In 2012, Vladimir Putin Palled Around With Rex Tillerson
The Kremlin even gave the oil executive an award
by DAVID AXE
On June 14 and 15, 2012, Russian president Vladimir Putin traveled to Krasnodar, an administrative region on Russia’s Black Sea coast, just across the Kerch Strait from Ukraine’s Crimea peninsula.
While in Krasnodar, Putin met with military commanders, inspected weaponry and, finally, posed for photos with Rex Tillerson, then the CEO of U.S. oil company Exxon Mobil.
“An agreement between Rosneft [a Russian state-owned oil company] and the American Exxon Mobil oil company was signed in Mr. Putin’s presence,” the Russian government crowed in its press release.
Tillerson is U.S. president-elect Donald Trump’s nominee for secretary of state. During Tillerson’s confirmation hearing on Jan. 11, 2017, Marco Rubio, a Republican U.S. senator from Florida, brought up Russia’s war crimes in Syria.

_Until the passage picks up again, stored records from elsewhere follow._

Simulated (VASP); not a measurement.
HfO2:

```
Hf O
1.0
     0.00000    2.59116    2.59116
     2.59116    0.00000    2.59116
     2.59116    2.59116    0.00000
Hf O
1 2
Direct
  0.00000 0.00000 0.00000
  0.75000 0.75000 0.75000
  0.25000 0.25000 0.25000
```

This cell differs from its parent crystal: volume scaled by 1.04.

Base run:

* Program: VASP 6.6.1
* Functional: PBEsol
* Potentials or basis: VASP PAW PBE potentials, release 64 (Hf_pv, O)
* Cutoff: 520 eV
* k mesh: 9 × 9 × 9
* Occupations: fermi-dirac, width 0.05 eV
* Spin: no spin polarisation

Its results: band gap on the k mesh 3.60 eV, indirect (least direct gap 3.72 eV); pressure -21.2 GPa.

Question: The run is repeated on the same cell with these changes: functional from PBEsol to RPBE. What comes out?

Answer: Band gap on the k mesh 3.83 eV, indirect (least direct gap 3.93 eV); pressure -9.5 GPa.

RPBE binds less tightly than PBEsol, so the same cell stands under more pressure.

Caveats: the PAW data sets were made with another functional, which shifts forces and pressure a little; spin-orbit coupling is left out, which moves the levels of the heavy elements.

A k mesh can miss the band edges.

“Is Putin a war criminal?” Rubio asked.
“I would not use that term,” Tillerson said. “Those are very, very serious charges to make and I would want to have much more information before reaching a conclusion.”
“There’s so much information out there,” Rubio countered. “It should not be hard to say that Vladimir Putin’s military has conducted war crimes in Aleppo.”
In 2013, Russia awarded Tillerson its Order of Friendship award in recognition of the American’s benefit to the Russian economy. After Russia invaded and annexed Crimea in early 2014, the U.S. State Department — which Tillerson stands to lead — imposed sanctions on Russia that put on hold Rosneft’s deal with Exxon Mobil.
Tillerson opposed the sanctions — although, at his confirmation hearing, he denied this fact. “I have never lobbied against sanctions,” Tillerson said.
Sen. Bob Corker, a Tennessee Republican, interjected. “I think you called me at the time,” Corker said.
Connecticut senator Chris Murphy, a Democrat, reminded Tillerson that Tillerson’s 2014 call to a U.S. senator “likely constitutes lobbying.”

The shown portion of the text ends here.